My husband and I have recently started to buy all of our gear so that we can start our newest hobby, backpacking. You can read more about Starting New Adventures. Last week we bought a backpack for me, and we have slowly started to accumulate other things we will need to get us going. I guess you could say this is part of our Jumping motto for 2017. The plan is to have everything we NEED by the beginning of May. I am hopeful that we can make this happen. Once we do we can then worry about what the “wants” are. Backpacking is a hobby that makes you worry about the weight of your pack and items in it, so separating the “needs” from the “wants” is very important. I would also like to stop here to make the statement that we are novices and are just starting out. If anyone has any suggestions please comment below!
Right now we are sucking up a lot of information from websites, youtube, and anyone who has something to offer. My theory is that being over prepared is much better than being under prepared. We are not going to be climbing Everest or anything like that, but we want to have enough gear and enough knowledge so that if something does happen we are ready to handle it. Nobody wants to get stranded in the woods and have to cut off a limb or starve to death. I know there is a lot of information out there and for now I will continue to search for things to help us gain the knowledge we need to be safe and successful.
One of the things I was looking into was paracord. Now I know that we use parachord for camping. We use it to hang a clothes line, and we use it to tie the rain fly down on the tent , and there are a few other things we use it for. Paracord is something that is pretty handy to have lying around when you go camping, so it is no surprise that a lot of people have it listed on their backpacking checklist. So when we went to Wal-Mart on Friday, I bought a couple hundred feet of the cord to start adding to our packs. One of the things I found online was that some backpackers don’t add it to their packs, instead they have chosen to make bracelets or necklaces out of it. Now, being the (somewhat) crafty person I am, I thought this was a genius idea. By making the necklaces or bracelets, it takes away from the weight in the backpack and also saves a little room. Parachord does not weigh that much, but everything adds up very quickly in a backpack, so if I can displace some of that weight by wearing a bracelet, you can bet that is the route I will take!

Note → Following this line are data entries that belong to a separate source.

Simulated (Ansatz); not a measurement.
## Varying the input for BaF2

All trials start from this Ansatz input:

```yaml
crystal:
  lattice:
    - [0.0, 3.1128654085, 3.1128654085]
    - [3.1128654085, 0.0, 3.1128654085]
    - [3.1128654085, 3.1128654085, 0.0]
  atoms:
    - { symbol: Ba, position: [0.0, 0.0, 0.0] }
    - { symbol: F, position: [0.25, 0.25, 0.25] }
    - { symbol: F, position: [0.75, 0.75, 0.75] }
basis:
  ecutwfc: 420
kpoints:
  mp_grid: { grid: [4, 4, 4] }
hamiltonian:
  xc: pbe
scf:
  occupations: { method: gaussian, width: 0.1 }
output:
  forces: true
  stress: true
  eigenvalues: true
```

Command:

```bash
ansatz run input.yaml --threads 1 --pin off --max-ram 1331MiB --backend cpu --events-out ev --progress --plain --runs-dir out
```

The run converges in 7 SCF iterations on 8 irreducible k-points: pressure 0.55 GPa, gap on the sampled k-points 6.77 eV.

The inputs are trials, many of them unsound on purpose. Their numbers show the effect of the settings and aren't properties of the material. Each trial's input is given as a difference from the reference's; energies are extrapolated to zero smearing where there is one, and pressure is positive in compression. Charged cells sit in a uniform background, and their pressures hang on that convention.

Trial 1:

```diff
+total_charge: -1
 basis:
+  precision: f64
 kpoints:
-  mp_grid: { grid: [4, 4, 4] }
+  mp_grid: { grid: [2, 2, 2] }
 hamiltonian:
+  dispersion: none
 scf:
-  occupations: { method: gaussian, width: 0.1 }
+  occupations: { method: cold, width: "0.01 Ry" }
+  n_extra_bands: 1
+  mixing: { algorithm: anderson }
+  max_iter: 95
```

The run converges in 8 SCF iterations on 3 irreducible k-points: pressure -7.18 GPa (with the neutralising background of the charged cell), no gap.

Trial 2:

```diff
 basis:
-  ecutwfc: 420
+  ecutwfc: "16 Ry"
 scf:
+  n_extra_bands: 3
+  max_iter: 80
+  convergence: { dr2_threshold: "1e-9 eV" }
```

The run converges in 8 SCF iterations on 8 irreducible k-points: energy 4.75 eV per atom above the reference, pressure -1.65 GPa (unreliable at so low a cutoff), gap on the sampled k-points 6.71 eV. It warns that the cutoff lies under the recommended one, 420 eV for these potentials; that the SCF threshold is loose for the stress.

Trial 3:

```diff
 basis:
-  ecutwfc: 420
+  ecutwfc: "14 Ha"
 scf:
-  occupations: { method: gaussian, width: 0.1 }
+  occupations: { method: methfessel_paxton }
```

Paracord is also what we will be using to hang our bear bag. A bear bag is a bag that you hang from a tree, somewhere around your campsite, and it holds the food contents you have brought with you on your excursion. There are rules to how high you should hang it, and how far away from your actual campsite it needs to be. You do not want to have something that the wildlife will come tear into while you are asleep at night. This can be very dangerous if you do not take the necessary precautions with the bear bag. You can watch videos on youtube that show how to hang one and will also give the specs for how high you want it to be and how far away. So again, something handy to have around if you are planning on being in the woods. My husband has also stated that it can be used to make a “lean-to” Now, I am not 100% sure what that is, but from what I (think I) understand it is a makeshift shelter if you get caught without the ability to use a tent or a hammock. If you have any experience with these, please comment below.
I never thought I would be so excited over paracord, but here I am, thinking about how many bracelets to make, and how many other uses we will have for it when we are out on the trails. I guess I will have to wait and see what I come up with.
The coolest thing, and probably the manliest thing, we have come across so far has got to be the stove my husband made out of beer cans. Yes. Beer cans. Who knew Coors Lite was actually a multi purpose product! There are plenty of stoves on the market for backpackers to take with them on the trail. They can be fairly expensive and they can also add extra weight to a backpack. You have to bring the stove and the can of fuel you will use. Most of the fuel products I have seen come in small cans that weigh about half a pound, give or take. So my husband took it upon himself to do some investigating, to see if he could make something lightweight, and more importantly…cheap.The stoves in the stores can start around $100 and go up from there. The fuel starts around $30-$50 per canister. The bill adds up quickly. So when he came across a video (or 20) of other backpackers who made their own stoves, he was very excited to try his hand at it. I have to say he did not disappoint!
The design is very simple and does not take a lot of time to put together. First you drink a lot of beer, the pint cans of Coors Lite is what he used, but I am sure regular cans would work just as easy. Just kidding about the drinking a lot of beer, that is optional. Anyway, he scoured the internet for ideas and he came up with his own way of production. So the one he made is probably around 2 inches tall, and it works like a charm. I was quite impressed when I came home for lunch today and he had this stove put together. It works pretty much the same way a gas house stove works. Now before the seasoned backpackers yell at me about our homemade stove, we understand that they do not hold up very well in the cold or in windy conditions. He is also making a wind screen and he is also making a wood burning stove out of metal nail plates. We are doing a lot of research, so I have no fear that this will work. I suggested that we buy one of those store stoves as a backup, but now I am not so sure we will need one.
We are not hiking the Pacific Crest, or the Appalachian Trail (yet) but we are gearing up like we have those plans in our future. Who knows, maybe next year we will be able to do something like that. For now we are excited about starting something new, and figuring out what works for us. The cool thing about backpacking is that it’s a self-taught hobby. Meaning that you learn as you go. We can gain knowledge of things before we hit the trail but once we get out there, we get to decide what works for us and what doesn’t. We are being very careful with what we are doing, and I suggest that if this is something you would like to get into, do as much research as possible. There is a lot out there to learn, and there are alot of different perspectives, use what works best for you. You might find that what you think will work does not and vice versa. There are cautions about gaining too much information and getting overloaded with tips and tricks, I do not think that is a bad thing for a beginner. I find it very helpful to hear other suggestions or input from others, I want this to be fun and safe. If you jump right in, it can get dangerous, so use your best judgment on how and what you learn.
I have big plans for us this summer, and like I said I want to have everything we need by the end of April and the middle of May. The paracord projects, and the stove he made for us, puts us one step closer to where we want to be!